Helena of Egypt, whose story looks mighty familiar
Roughly a year ago, I wrote a post about Tamaris, a woman in the fifth century BCE who was the daughter of a painter and an acclaimed artist in her own right. Recently I learned of a similar story, courtesy of novelist Joanne Harris, who is running occasional posts titled “Women You Deserve to Know” on her Threads account.
Helena of Egypt was a painter in the fourth century BCE, active in the period after the death of Alexander the Great in 323 BCE.* Like Tamaris, she learned her craft from her father, an otherwise unknown artist named Timon. And like Tamaris, we know little about her. Our main source is Pliny the Elder (23/24-79 CE), who included her in a list of women artists in his Natural History. She also appears in a list of women named Helena in an encyclopedic work by Photios I of Constantinople (ca 810/820-893 CE), who probably got most of his information from Pliny..

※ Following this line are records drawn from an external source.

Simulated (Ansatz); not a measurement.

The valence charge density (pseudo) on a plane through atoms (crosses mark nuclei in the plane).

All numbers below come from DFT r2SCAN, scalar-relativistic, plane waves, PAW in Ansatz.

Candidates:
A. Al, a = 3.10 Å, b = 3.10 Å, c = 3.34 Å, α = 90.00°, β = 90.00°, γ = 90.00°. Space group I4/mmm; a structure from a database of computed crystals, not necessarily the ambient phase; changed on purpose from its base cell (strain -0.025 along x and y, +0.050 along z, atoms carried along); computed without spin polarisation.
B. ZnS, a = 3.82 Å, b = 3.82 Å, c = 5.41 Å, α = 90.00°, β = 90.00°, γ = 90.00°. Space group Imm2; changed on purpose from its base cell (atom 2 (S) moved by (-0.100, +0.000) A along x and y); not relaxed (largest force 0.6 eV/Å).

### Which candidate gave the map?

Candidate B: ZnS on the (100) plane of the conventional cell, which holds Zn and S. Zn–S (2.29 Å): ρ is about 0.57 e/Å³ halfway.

According to both Pliny and Photios, Helena’s best known work was a scene of Alexander the Great’s victory over the Persian ruler, Darius, at the Battle of Issus. According to Photios, the Roman emperor Vespasian (r. 69-79 CE) held what was then an ancient painting, along with other spoils of war, in the Temple of Peace in Rome The painting is long lost, but a mosaic of the same subject found at Pompei is believed by some to be a copy of Helena’s work.
It turns out that Pliny was also Boccacio’s source for writing about Tamaris. In fact, he is our only source for women artists in ancient Greece and Rome. The list is small: Tamaris, Helena of Egypt, Aristarete, Iaia, Eirene, and Calypso. Pliny does not have much information on any of them, though he does suggest that all but one of them had a father who was also a painter. Working from details given by Pliny, later scholars have dated them from the sixth through the third centuries BCE—in other words centuries before Pliny wrote about them.
Perhaps inevitably, some modern scholars have suggested that one or all of them did not exist, for the same reasons that scholars have argued that various women warriors did not exist. *Sigh*
*A time of political chaos as Alexander’s generals, and his older half-sister Cynane (also a talented general), duked it out over the remains of his empire. But I digress.